DNS issue with an upstream provider

Incident Report for Iron.io

Postmortem

Overview

On August 6th, at 15:07 UTC, we noticed connectivity issues across our network. These connectivity issues caused IronMQ to degrade into an unhealthy state which rendered the service un-usable.

What went wrong

At 12:49 AM PDT, the vendor who we rely on for DNS (AWS Route 53) experienced issues. In-network connectivity was broken and many components of our network were unable to communicate with each other. When the vendor issue was resolved at 1:04 AM PDT, the issue persisted within our network due to caching and TTL issues.

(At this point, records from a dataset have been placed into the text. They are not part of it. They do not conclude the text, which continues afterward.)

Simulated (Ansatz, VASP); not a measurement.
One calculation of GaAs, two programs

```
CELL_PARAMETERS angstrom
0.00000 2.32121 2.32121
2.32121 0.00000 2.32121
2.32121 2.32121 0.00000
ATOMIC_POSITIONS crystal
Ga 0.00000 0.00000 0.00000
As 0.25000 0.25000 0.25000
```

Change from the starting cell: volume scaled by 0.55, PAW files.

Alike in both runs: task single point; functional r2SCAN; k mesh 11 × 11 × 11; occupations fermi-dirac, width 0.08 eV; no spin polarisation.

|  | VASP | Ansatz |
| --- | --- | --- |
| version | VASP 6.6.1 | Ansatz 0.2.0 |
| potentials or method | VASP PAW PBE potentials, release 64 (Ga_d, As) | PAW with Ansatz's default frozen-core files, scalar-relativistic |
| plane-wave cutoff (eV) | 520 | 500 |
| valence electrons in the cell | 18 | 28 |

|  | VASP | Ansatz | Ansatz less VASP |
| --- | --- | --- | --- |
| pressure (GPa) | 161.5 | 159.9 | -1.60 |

What we're doing to prevent this from happening again

We identified the places within network that could have caused this issue and reviewed their caching strategies and TTL times. Multiple cache times were too aggressive and we’ve increased timeouts in the necessary places. We’re testing various failure scenarios within our staging network to confirm the validity of these timeout values.
We’re currently discussing backup DNS strategies as a team and will be posting updates on our blog about our strategy moving forward, and, continued progress.

Resolution time

The incident was resolved at 16:04 UTC.

Posted Aug 07, 2018 - 18:00 PDT

Resolved

This incident has been resolved.

Posted Aug 06, 2018 - 10:23 PDT

Update

We are continuing to investigate this issue.

Posted Aug 06, 2018 - 09:15 PDT

Investigating

We are currently investigating this issue.

Posted Aug 06, 2018 - 07:14 PDT

This incident affected: IronMQ v3 (AWS US-East), IronWorker Dedicated, and IronWorker Public.